Of Widows and Meals: Communal Meals in Acts, Reta Finger

Though "community" has become a common byword in the contemporary Western church, the practice of communal sharing has effectively fallen by the wayside. Unfortunately, it is often the poor who are left wanting because we no longer come together. Reta Halteman Finger finds a solution to this modern problem by learning from the ancient Mediterranean Christian culture of community. 

In the earliest Jerusalem church, in holding the responsibility for preparing and serving communal meals, women were given a place of honor. With the table fellowship and goods sharing of the early church, Luke says, "there were no needy persons among them" (Acts 4:34). 

Finger thoroughly examines this agape-meal tradition, challenging traditional interpretations of the "community of goods" in the Jerusalem church and proving that the communal sharing lasted for hundreds of years longer than previously assumed. Of Widows and Meals begins a discussion of need in community that can revolutionize the contemporary church's interaction with the world at large.

Reviews from Amazon:

Robert Jewett — University of Heidelberg
"Of Widows and Meals is a first — the only comprehensive analysis and unbiased interpretation that I have seen of the references to koinonia in Acts 2 and 6. Reta Halteman Finger surveys everything written about this issue and shows that the Jerusalem church was sharing resources of its members to support daily communal meals, and that the widows played a decisive role in this ministry. A brilliant, provocative, and courageous study, with revolutionary implications for the contemporary church."
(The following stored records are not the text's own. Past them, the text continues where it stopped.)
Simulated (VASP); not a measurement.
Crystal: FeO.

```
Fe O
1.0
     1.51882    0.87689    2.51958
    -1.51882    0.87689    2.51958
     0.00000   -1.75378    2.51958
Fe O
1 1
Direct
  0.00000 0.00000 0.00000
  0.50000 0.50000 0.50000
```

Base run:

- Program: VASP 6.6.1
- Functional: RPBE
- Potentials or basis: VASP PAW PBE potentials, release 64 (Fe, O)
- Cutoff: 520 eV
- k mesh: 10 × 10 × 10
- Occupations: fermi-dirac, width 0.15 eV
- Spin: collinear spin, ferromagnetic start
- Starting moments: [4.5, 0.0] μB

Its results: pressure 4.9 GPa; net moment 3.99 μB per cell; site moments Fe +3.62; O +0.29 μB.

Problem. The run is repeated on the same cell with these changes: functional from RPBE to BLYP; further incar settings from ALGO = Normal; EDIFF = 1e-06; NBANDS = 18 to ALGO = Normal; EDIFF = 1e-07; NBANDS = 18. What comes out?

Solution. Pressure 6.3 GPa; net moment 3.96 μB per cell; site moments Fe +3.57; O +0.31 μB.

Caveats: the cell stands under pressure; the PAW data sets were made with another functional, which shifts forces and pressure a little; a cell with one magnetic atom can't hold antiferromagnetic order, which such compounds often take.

Rosemary Radford Ruether — Claremont Graduate University
"With impeccably detailed scholarship, Reta Finger examines the traditions in the book of Acts about shared property and daily meals in the early Jerusalem church. She shows that this tradition represented a real commitment to a new community in Christ that cut across class divisions and extended food and support to the poorest. For Finger, those traditions are not just a historical footnote on a curious and short-lived practice at the beginning of Christianity, but are an ongoing legacy that must be taken seriously as central to living out the Christian gospel today."

About the Author: 

Reta Halteman Finger is assistant professor of New Testament at Messiah College, Grantham, Pennsylvania.